I have an issue after attempting to use the same configuration to what is used in the following example.
the load balance seems to work fine.
However i am attmepting to forward ports back into various locations. These do not work so well.
I have something liek the following.
ip nat inside source static tcp 192.168.1.2 25 220.127.116.11 25 extendable
ip nat inside source static tcp 192.168.1.2 25 18.104.22.168 25 extendable
When i telnet to port 25 from outside the network. Only one of these will work at any one time. Not both.
There are also more post forwards to other computer and these appear ot randomly work / dont work. I belive the issue is because the packets are being sent back out the wrong interfaces. Does anyone have any suggestions to get around this?
The fix i have is not fully working. It still has issues.

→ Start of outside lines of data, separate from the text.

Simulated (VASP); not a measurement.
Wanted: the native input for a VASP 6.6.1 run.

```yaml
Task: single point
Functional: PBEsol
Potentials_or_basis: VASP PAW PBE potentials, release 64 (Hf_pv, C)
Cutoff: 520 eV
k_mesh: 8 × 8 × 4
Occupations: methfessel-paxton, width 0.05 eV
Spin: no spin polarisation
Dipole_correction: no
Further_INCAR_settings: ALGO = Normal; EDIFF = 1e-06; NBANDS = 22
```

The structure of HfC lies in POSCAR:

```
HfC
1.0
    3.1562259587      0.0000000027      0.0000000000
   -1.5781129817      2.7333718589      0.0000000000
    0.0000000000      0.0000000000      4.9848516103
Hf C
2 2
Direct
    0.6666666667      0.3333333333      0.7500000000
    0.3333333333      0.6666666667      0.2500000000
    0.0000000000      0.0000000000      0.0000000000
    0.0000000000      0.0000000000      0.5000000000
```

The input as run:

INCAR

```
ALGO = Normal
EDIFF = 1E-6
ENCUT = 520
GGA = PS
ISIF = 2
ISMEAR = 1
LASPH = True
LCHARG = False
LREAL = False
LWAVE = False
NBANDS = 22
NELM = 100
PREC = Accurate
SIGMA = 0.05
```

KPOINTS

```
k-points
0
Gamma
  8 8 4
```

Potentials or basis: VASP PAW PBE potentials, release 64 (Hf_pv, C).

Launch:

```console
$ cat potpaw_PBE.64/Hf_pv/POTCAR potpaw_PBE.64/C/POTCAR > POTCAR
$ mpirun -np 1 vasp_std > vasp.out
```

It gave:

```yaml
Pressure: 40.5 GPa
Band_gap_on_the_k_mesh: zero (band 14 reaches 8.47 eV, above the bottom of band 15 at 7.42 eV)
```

Pritty much the cisco seems to have the same issue's and most other routers when trying todo this. It leaks packets out the wrong wan interfaces. eg packet comes in dialer 1 but goes out dialer 2.
So you create 2 route-map's eg
route-map Redirect permit 10
match ip address 152
set interface Dialer1
route-map Redirect permit 11
match ip address 153
set interface Vlan2
on the inside interface. Matching the source ip's after the nat and redirect them out the correct interface.
access-list 153 permit ip host 192.168.4.2 any
where 192.168.4.2 is the isp ip address
this however only partially works as things still seem to get stuck in a cache. so it still leaks packets just not to many.
What if instead of using two different ip nat inside statements with two different external IPs, you create a single external address in your NAT statement.
I assume from your post that you have two interfaces with IPs of 22.214.171.124 and 126.96.36.199. Could you create a NAT statement like this:
ip nat inside source static tcp 192.168.1.2 25 188.8.131.52 25
I think that what this would do is to forward any traffic for SMTP to the 192.168.1.25 address. Upon replying, this inside host traffic would be translated back to 184.108.40.206.
So, no matter which outside interface the reply goes out of, it would send the traffic with a destination address of 220.127.116.11.
You don't have to use IPs associated with a physical interface in NAT. You just have to own the IP that you are using in the NAT translation. And, routers would need to know how to get to the IP (18.104.22.168 in this case).
I think that what is happening in your case is that if you telnet to 22.214.171.124:25 it is hitting that interface but the reply can be translated with an address 126.96.36.199 and this just won't work because the host is expecting a response from 188.8.131.52.
Let me know your thoughts.
Unfortunatly that wont work as the 2 external addresses are with different isp's which have rougue packet filters and both isp's only provide a single ip address each.
The ip nat inside statements are using the hard coded ip's otherwise you cannot create them on both external interfaces as ios will say that it is already in use.
Or a easyier way to trigger the problem.
From a remote host. telent to external ip1 the connection will work. Then telnet to external ip2 the connection will not work.
Disconnect / clear the router cache.
telnet to external ip2 and the connection will work. But the conneciton to external ip1 will now not work.
this is 100% reproducable ;)
your router configuration seems to be correct.
my only concern about your conf is that you have enabled per-port cef load sharing , can u disable that one and try again.
no ip cef load-sharing algorithm include-ports
Its more stable with it on than off. Which would seem correct since the routing cache is both per port and host instead of just by host.